The reforms to IR35 were introduced by HM Revenue & Customs (HMRC) to clamp down on an estimated 20,000 contractors who essentially work as permanent employees, but use their off-payroll status to avoid making PAYE and national insurance contributions.
Computer Weekly has since talked to IT professionals across Whitehall and suppliers of contract staff to gauge the impact.
Different departments took different approaches to introducing the changes. Some decided to take a blanket decision to place all contractors into IR35 – or sometimes only those above an equivalent civil service pay grade – while others did not. Some departments were heavily affected, but others have seen much less impact – one large ministry lost only two IT contractors, according to one of our sources.
One example, confirmed by multiple sources, demonstrated the problems caused by such an apparently haphazard approach.
Four contractors working as part of a team rolling out a new network in one Whitehall department were informed they would be classified as inside IR35, and therefore taxed as if they were permanent employees.
As a result, those four individuals subsequently switched to work on a similar networking project in another department, where they were classified as outside IR35 and taxed as such.
An executive at one supplier said several digital projects in government had been put on hold or even scrapped because of IT contractors leaving after being told they were inside IR35. Some departments have offered contractors up to 20% more money to offset the extra tax they have to pay, in order to retain their services.
The reforms were intended to prevent contract workers paying less tax for doing a job that would otherwise be done by a permanent employee. Previously, it was up to contractors to self-declare if their public sector engagements meant they should be taxed in the same way as salaried workers (inside IR35) or as off-payroll staff (outside IR35).
Read more about the IR35 reforms
- Public sector stakeholders claim the late release of HMRC’s online tax status assessment tool and its supporting IR35 legislation is causing contractors to leave projects in their droves.
- IT project delays predicted at Home Office, following reports of last-minute departmental U-turn over contractors’ IR35 status classifications.
- HMRC has begun classifying its public sector contractors as “inside IR35”, prompting fears of a digital “brain drain” at the organisation.
The reforms meant that public sector bodies became responsible for declaring contractors’ IR35 status instead. HMRC estimated that the activities of non-compliant contractors cost the Exchequer £440m during the 2016/17 tax year. The Treasury expected the changes to generate about £185m in additional tax during the 2017/18 tax year.
“Public sector organisations and contractors are free to work with each other in a manner that suits their circumstances,” HMRC said in a statement to Computer Weekly when the reforms were introduced in April. “However, it is fair that two people doing the same job should pay the same taxes. These reforms will ensure that happens.”
In May, health service body NHS Improvement, which oversees the work of various NHS trusts and care providers, admitted it had made mistakes in how it interpreted the new rules, and as a result reversed its original decision to take a blanket approach to all contractors, instead assessing each case individually.
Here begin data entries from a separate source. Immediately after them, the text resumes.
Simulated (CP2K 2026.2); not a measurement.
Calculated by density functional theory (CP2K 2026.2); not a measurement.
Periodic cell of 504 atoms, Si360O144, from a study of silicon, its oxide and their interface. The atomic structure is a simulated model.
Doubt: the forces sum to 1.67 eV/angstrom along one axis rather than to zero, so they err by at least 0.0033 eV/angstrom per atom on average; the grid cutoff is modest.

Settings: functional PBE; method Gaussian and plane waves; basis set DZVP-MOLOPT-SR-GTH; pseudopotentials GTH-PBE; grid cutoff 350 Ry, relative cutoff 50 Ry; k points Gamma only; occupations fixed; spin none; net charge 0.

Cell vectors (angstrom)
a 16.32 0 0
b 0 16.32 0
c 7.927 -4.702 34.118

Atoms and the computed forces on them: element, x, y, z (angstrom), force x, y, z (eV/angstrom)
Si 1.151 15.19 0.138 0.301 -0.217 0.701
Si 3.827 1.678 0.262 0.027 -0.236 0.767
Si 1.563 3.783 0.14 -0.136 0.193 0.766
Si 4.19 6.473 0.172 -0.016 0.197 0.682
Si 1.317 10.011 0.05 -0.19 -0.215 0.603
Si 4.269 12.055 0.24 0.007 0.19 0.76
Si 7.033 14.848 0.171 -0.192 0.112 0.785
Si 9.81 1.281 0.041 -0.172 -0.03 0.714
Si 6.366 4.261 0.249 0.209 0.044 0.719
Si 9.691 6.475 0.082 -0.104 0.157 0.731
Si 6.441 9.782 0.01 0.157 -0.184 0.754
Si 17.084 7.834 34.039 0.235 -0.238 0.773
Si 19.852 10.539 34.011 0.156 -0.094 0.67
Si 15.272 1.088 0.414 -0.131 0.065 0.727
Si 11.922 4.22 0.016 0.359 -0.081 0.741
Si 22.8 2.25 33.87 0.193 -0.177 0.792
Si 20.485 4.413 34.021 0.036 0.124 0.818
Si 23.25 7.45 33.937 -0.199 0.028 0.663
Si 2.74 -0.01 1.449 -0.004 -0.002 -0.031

Departments are meant to publish monthly updates on workforce numbers, although some do so more frequently than others. Figures for the Home Office showed it used 2,316 contractors during March 2017, but this fell to 1,355 in April, after the reforms. HMRC used 215 contractors in March, and 181 in April.
However, these numbers refer to all off-payroll staff, including everything from cleaners to interim managers, so it is difficult to relate them directly to IT workers.
Former Home Office chief data, digital and technology officer Sarah Wilkinson told Computer Weekly in an interview in March that IR35 reforms could have a significant impact on digital projects at the department.
“There is no doubt in my mind that, if we are realistic, we are going to have a year of significant pain because you will see a degradation of the contractor population,” she said at the time.
“It will take some time to embed new pay structures, even if they were approved tomorrow. It will take some time to recruit, even if we started tomorrow. So 2017 is going to be extraordinarily difficult. I don’t know if there is a way of imagining the IR35 problem isn’t going to have a delivery impact – but once it’s done, it’s done.”
In October 2016, Computer Weekly revealed that 30 out of 32 IT contractors at the UK Hydrographic Office, a Ministry of Defence agency, had left after being ruled inside IR35.
In March 2017, research by tax adviser Qdos Contractor suggested that 85% of respondents would cease working in the public sector if the organisation they worked for concluded that they should be considered inside IR35.
Recruitment firms providing contract staff to government warned before the April reforms that the IR35 changes could harm public sector projects.
The loss of IT contractors in some departments comes as Whitehall takes on a growing digital workload, with the government transformation strategy announced in February and preparations for Brexit both likely to require significant resources in the next two to three years.